Longer-term rates tend to move with: 1.) economic conditions; 2.) inflation expectations; and 3.) expectations of the Fed Funds Rate over the next several years (plus/minus a Term Premium which we are assuming stays around zero for purposes of this article).

1.  Economic conditions:

Historically, the 10-year Treasury has followed nominal GDP, which is the total value of goods and services produced within an economy, unadjusted for inflation (as opposed to the more commonly cited real GDP, which is adjusted for inflation). While Treasuries and nominal GDP don’t always move in lockstep, they do tend to trend in the same direction. Recent measures of nominal GDP have been near 5.5%, while the 10-Year Treasury has recently been between 2.40% – 2.60%. One could argue that interest rates are artificially low (for a variet of reasons) and that there is still some room for higher rates as long as growth persists. The question then becomes what are the expectations for GDP going forward? We will revisit that later in this article.

The chart below shows the 10-year Treasury yield and nominal GDP. If nominal GDP remains stable there is still room to see the yield on the 10-year rise. If, however, nominal GDP growth wanes there could be pressure on rates to move even lower.

Source: Bloomberg

2.  Inflation Expectations:

There is a strong relationship between long term interest rates and expected inflation. Higher inflation leads to higher nominal interest rates, but with a lag. A strong economy provides many investment opportunities for higher returns, greater demand for goods and services, and thereby necessitating higher bond yield s to attract investors.

Current expectations on breakeven inflation (Nominal Treasuries minus Treasury Inflation Protected Securities or TIPS) implies a long-term inflation level of around 2%, which has been roughly unchanged over the last several years.

3.  Expectations for the Fed Funds Rate:

The Fed’s sudden change in their outlook for raising the Fed Funds Rate provides some interesting clues into what might happen with long-term rates over the next year. If the Fed was to raise yields beyond the Neutral Rate, then the yield curve would likely become inverted (i.e. short-term rates exceed longer-term rates). This inversion typically implies that Fed policy has become restrictive and that growth prospects and inflation will likely decline. This gives some color to why the Fed backed off from its original path of rate hikes for 2019. Based on comments from the Fed, we are not likely to see additional rate hikes in 2019, unless future data suggests a strong pickup in economic activity.

Credit Spreads:

Credit spreads, the difference between Treasury yields and corporate bond yields, are largely driven by equity market volatility and default expectations. Higher credit spreads imply a higher probability of default by bond issuing companies. Credit spreads rose significantly at the end of 2018 as fears of a recession, and thus corporate defaults, mounted. A good measure of equity market risk (which tends to correlate highly with credit risk as measured by credit spreads) is the VIX index. The VIX is a volatility index that measures price fluctuations on the S&P 500 index. Historically, if the VIX has a prolonged stay above 20, we tend to see credit spreads rise (i.e. sustained volatility increases credit risk). Credit spreads tend to rise in these high volatility periods as the flight to safe assets drives Treasury rates lower while the rates on their corporate counterparts fall less or even rise. The chart below shows the VIX over the last five years alongside high yield spreads (a measure of credit risk for companies with lower credit quality). You can see the increase in credit spreads in late 2018 corresponding to a sustained VIX above 20.

Source: Bloomberg

So far in 2019 the VIX has come back down under 20, which is not surprising given the strong equity market performance so far this year. As a result, credit spreads are moving back towards the low levels that we had seen in 2018.

Pulling it all together:

Given all of the drivers of interest rates, where do we see rates going from here – especially long-term corporate rates?

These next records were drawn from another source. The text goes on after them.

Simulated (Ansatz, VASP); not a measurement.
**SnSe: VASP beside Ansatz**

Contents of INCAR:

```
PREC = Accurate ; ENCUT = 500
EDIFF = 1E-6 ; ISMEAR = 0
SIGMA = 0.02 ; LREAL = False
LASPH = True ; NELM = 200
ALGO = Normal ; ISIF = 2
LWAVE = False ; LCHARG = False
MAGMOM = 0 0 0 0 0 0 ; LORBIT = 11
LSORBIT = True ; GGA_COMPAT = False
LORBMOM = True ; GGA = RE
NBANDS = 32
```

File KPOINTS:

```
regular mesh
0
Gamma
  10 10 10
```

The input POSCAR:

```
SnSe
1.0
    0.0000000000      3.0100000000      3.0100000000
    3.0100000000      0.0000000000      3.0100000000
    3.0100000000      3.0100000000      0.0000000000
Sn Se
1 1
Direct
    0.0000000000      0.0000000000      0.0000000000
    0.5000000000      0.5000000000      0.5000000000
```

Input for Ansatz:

What we are likely to see from the Fed:

Given market volatility and political uncertainty, the Fed will most likely move cautiously for the rest of 2019. Their original expectation of three additional rate hikes in 2019 has now been curbed. So what is the Fed likely to do? The Fed has said it will be data dependent. It will likely pause through mid-year and reassess a number of economic and political factors.

At this point it is unlikely that we will see any additional rate hikes in 2019 without a significant pickup in inflation and/or real GDP. If economic activity worsens, then we may even see rate cuts towards the end of the year. That leaves us with a Fed Funds level of between 2.00% to 2.75% in 2019, and possibly not that different in 2020. This is roughly in line with current market expectations.

What we are likely to see for longer-term rates:

Longer term rates are a function of: Real Growth (Real GDP), inflation expectations, and expectations of the level of the Fed Funds Rate. There has historically been a secular correlation between Nominal GDP and the US 10-Year Treasury (see chart from earlier section). If we expect long term Treasury yields rates to migrate towards Nominal GDP, then we would expect the 10-Year Treasury rate to move back above 3%, barring a significant slowdown in growth. Nominal GDP has softened from the end of 2018 and is currently around 5%. This softening will likely continue during the first half of 2019, but is expected to pick up during the back half of 2019. We are not expecting a recession in 2019 as fiscal stimulus and jobs still support consumption. If Real GDP is near 2% and inflation expectations are slightly below 2%, then there is capacity for the US 10-Year to move back above 3% (this assumes a Term Premium of near zero – which is beyond the scope of our discussion in this article).

How market conditions might affect the direction of interest rates in 2019 and 2020:

The 10-Year Treasury is currently bouncing around between 2.40% – 2.60%, roughly 65bps to 85bps below the 3.25% high set on October 9th, 2018. Market volatility had risen due to political turmoil, trade uncertainty, and softening global growth but has largely stabilized in 2019. We are most likely to see slowdown in growth with the potential for a modest pick-up in growth in late 2019. As a result, we ultimately expect interest rates to stay range bound for the time being.

What could change the outlook?

There are various factors that could dramatically change the picture on where interest rates go over the next 12 to 18 months. Political risk can introduce an element that is hard to predict, but can have substantial implications for interest rates. For example, repeals to recently enacted corporate tax cuts in the US could cause a retracement in equity markets and a flight to safety that would introduce additional market volatility and could drive interest rates lower.

Conclusion:

Short-term interest rates are likely to remain near current levels given the existing economic outlook. At present the market is pricing in no rate hikes in 2019 and the potential for a rate cut depending on the overall economy later this year. The Fed, however, is maintaining a course that is currently holding rates steady at their current levels.

Based on many of the factors we’ve addressed in this article, longer-term rates are most likely to stay within the range they have been in over the last few years. This means for long-term, high quality corporate bond yields, we are looking at a range of anywhere from 3.50% to 4.50% for the near future.

There are many factors that could ultimately change where short and long-term rates go the remainder of 2019 and into 2020. Investors should continue to monitor the economic and geopolitical landscape for factors that could impact the level of interest rates and to allow for timely and informed decisions.

So what should investors and pension plan sponsors do in 2019? These institutional investors will continue to have the difficult decision of deploying their assets in equities or bonds, although using derivatives can make this decision much easier as outcomes can be better controlled. And for pension plans specifically, sponsors should consider potential arbitrage opportunities that may exist as a result of last year’s spike in rates. A lump sum cashout window could be advantageous this year.